Following its rather lukewarm reception during Mozart’s lifetime, Così fan tutte had relatively few performances in the 19th and early 20th centuries. It was considered somewhat distasteful and frivolous, even immoral, and in any case was entirely out of line with Romantic ideals of undying passion, all-consuming love. What performances of it there were often employed a whole new storyline and libretto in an attempt to circumvent Da Ponte’s sardonic game of affections. In one version, the two sisters Dorabella and Fiordiligi get to know of their lovers’ deceptions at the start of Act II, casting an entirely different light over the rest of the work.
Ancient partner swapping
It’s ironic, however, that Così fan tutte was looked upon so witheringly, since its themes of disguise and partner-swapping actually date back to antiquity. In his Metamorphoses, Ovid recounts the tale of Procris, whose husband Cephalus is persuaded to attempt to seduce her while disguised as another man, goaded on by goddess of the dawn Eos, whose attentions Cephalus spurned while out hunting. In the seventh day of his Decameron, Boccaccio tells of a husband disguising himself as a priest to hear his wife’s confession – in which she reveals that she loves another priest who comes to visit her every night. Even in Shakespeare’s A Midsummer Night’s Dream, disguise in the form of magical transformations and love potions tests and disrupts existing relations between a quartet of humans and a couple of royal fairies.
Precedents in historical literature aside, however, there’s no getting away from the fact that, at least on certain levels, Così fan tutte is a deeply unsavoury creation. Eminent critic and musicologist Joseph Kerman wrote: ‘Even the most devout Mozartian will have to admit that there is something unsatisfactory about Così’, going on to call it ‘Mozart’s most problematic work’. Perhaps in an attempt to let Mozart off the hook, critics down the ages have blamed that unsatisfactoriness on what they see as a gaping chasm between the composer’s sophisticated, warm, emotional music and the icy cynicism of Da Ponte’s libretto. They have a point – and despite little evidence of how the two men actually worked on the opera, it seems that Mozart had scant input into the libretto, simply setting what Da Ponte gave him. Nonetheless, it’s indisputable that it was Mozart, not Da Ponte, who chose the opera’s contentious title.
Music versus libretto
So on the face of it, we might imagine Mozart attempting to inject some human warmth and compassion into Da Ponte’s rather unpalatable storyline through his deeply expressive music. But are things really as simple as that? In basic terms, Mozart and Da Ponte show us two apparently happy couples – Dorabella with Ferrando, and Fiordiligi with Guglielmo – and the attempt by Don Alfonso, for reasons that are never entirely clear, to demonstrate how easily the women will be unfaithful to their partners. Dorabella and Fiordiligi do indeed seem to be very much in love with their other halves, and understandably concerned about the idea that the two men might be whisked off to war and lose their lives in battle. But if that’s really the case, it seems strange that there isn’t a love duet for either of the original couples near the start. Maybe we’re meant to take their affection as read, or maybe Mozart and Da Ponte simply want to move us on into the intrigues of the opera’s later plot.

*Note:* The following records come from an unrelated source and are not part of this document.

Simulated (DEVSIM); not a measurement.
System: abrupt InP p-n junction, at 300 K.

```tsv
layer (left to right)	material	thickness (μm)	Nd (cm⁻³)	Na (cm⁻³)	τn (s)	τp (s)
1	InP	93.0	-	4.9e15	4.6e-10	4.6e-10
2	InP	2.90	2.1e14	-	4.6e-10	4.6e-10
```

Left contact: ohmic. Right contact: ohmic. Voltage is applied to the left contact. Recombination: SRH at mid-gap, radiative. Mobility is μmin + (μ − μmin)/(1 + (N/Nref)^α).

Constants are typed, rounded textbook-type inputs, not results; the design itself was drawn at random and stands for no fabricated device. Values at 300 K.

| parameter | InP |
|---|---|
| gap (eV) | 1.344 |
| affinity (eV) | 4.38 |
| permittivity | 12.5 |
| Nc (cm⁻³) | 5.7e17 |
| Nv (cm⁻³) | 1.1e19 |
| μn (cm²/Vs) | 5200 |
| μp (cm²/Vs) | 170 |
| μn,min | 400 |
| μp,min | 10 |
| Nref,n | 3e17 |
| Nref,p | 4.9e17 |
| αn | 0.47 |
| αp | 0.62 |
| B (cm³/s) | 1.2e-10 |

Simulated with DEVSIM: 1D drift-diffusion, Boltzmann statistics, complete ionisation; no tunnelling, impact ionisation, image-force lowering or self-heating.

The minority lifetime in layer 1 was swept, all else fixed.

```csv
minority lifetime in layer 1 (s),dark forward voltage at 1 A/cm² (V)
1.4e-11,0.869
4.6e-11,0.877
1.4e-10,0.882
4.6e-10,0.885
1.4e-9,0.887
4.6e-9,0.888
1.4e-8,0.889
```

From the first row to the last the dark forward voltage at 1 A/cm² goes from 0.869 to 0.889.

Even so, it’s a peculiar omission – especially since, once Ferrando and Guglielmo return in disguise to seduce the women, Mozart supplies us with warm, heartfelt, emotionally convincing love music for the new couples. ‘Il core vi dono’ (‘I give you my heart’), the Act II duet between the disguised Guglielmo and Dorabella, is fragile, tender and beautiful. Most importantly, it feels entirely authentic: the two lovers’ vocal lines copy each other precisely, and frequent pauses conjure a sense of uncertainty and anticipation. Later, Mozart writes Fiordiligi’s doubts at surrendering herself to her desires for the disguised Ferrando directly into their turbulent duet ‘Fra gli amplessi in pochi istanti’ (‘Very soon I’ll be in my lover’s arms’). The love between them by the end of the duet feels all the more real and urgent for being so hard-fought and contested. At the beginning of the opera, the music for the two original couples sounds excited, enthusiastic, full of the eagerness of youth, but it hardly conveys the depths of emotion, honesty and vulnerability that Mozart explores in Act II. It’s almost as if his characters are in love with the idea of being in love at the start, only to discover its true meaning after the interval.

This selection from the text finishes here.